WASHINGTON -- California passed what is arguably the toughest bill regulating hydraulic fracturing, or fracking, in the country on Wednesday, and Gov. Jerry Brown (D) is expected to sign it into law. But he'll be doing so without the support of the country's biggest environmental groups.
The bill, SB4, will require oil and gas companies to obtain permits in order to drill wells for fracking -- a controversial process by which a high-pressure stream of water, sand, and chemicals is used to tap into oil and gas reserves in shale formations. The bill also requires companies to publicly disclose the chemicals they are using and requires monitoring and research on potential environmental impacts. It directs the state's Division of Oil, Gas, and Geothermal Resources (DOGGR) to issue regulations for fracking by Jan. 1, 2015.
A number of environmental groups in the state supported the bill as it was initially passed in the Assembly at the end of May, including the Natural Resources Defense Council, the California League of Conservation Voters, Clean Water Action and the Environmental Working Group. But the groups revoked that support this week, after the version that the state Senate passed on Friday tacked on several provisions that the groups said changed the bill too much for them to support it.
"I was sorry to have to take the position we did," David Pettit, director of the southern California air program at NRDC, told The Huffington Post. "I just thought the risks were too great."
Specifically, Pettit and other environmental groups balked at a provision that they say could allow DOGGR to waive the requirement under the existing California Environmental Quality Act for an environmental impact analysis to be conducted of proposed drilling sites before granting approval. The groups also objected to a line that says that the state "shall allow" fracking to continue while regulations are being drafted. Pettit said that, without those changes, SB4 had the potential to be the "strongest fracking bill in the country."

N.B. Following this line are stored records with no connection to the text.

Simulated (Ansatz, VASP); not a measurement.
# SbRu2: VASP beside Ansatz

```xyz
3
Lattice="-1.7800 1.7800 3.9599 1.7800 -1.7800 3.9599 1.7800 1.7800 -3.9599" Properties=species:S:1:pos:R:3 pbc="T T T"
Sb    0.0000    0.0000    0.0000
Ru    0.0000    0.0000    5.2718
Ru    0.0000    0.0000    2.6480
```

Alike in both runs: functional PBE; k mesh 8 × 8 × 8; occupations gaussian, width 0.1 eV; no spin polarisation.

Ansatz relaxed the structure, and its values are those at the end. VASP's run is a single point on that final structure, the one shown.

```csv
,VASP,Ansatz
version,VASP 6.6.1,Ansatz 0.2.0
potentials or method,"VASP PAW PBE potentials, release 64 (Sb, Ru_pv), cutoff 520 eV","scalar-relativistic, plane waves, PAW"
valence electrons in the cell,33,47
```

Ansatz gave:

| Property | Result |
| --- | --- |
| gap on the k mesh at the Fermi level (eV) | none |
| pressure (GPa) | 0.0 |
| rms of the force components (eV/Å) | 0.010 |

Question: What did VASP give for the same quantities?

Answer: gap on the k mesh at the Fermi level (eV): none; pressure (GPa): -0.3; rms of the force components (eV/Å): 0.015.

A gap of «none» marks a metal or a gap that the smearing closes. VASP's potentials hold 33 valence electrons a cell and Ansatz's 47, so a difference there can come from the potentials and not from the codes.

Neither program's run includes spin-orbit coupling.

"There are a bunch of really good things in that bill we wanted to see enacted," said Renee Sharp, the research director at Environmental Working Group, based in Oakland. "But we're very, very uncomfortable with this particular bill as it is being signed." Sharp also cited concerns about rules that would come from DOGGR; the Environmental Working Group filed a lawsuit against the department last year over alleged failures to conduct adequate environmental reviews for oil and gas permits. "We don’t have a lot of faith in DOGGR to put regulations in the books that are very good," said Sharp.
An analysis of the bill posted by the state Assembly, however, disputes that interpretation, noting that the "legislative intent … is clear: the division (i.e., DOGGR) and all other agencies (state or local) are not absolved from complying with any other provision of existing laws, regulations, and orders (including court orders)." In response to the concern about the "shall allow" line, the analysis also points to another line in the bill that states that fracking will only be allowed to continue "provided all of the following conditions are met," and then lays out those conditions. Requirements include that DOGGR conducts an environmental impact report and that the companies meet the other provisions laid out in the law.
The bill's Senate sponsor, Fran Pavley (D-Agoura Hills), defended the legislation in a statement to HuffPost, noting that fracking is already happening in California right now "with no regulation or oversight." "With SB 4, these hidden industrial activities will finally be regulated with meaningful environmental review and mandatory mitigation, as well as public disclosure of all chemicals and well locations, groundwater monitoring, neighbor notification and other safeguards," Pavley said. "Lawyers on all sides will come up with worst-case scenarios of how language in legislation functions. Their job is to find potential ambiguities in a bill and exploit those. However, the intent of this bill is clear."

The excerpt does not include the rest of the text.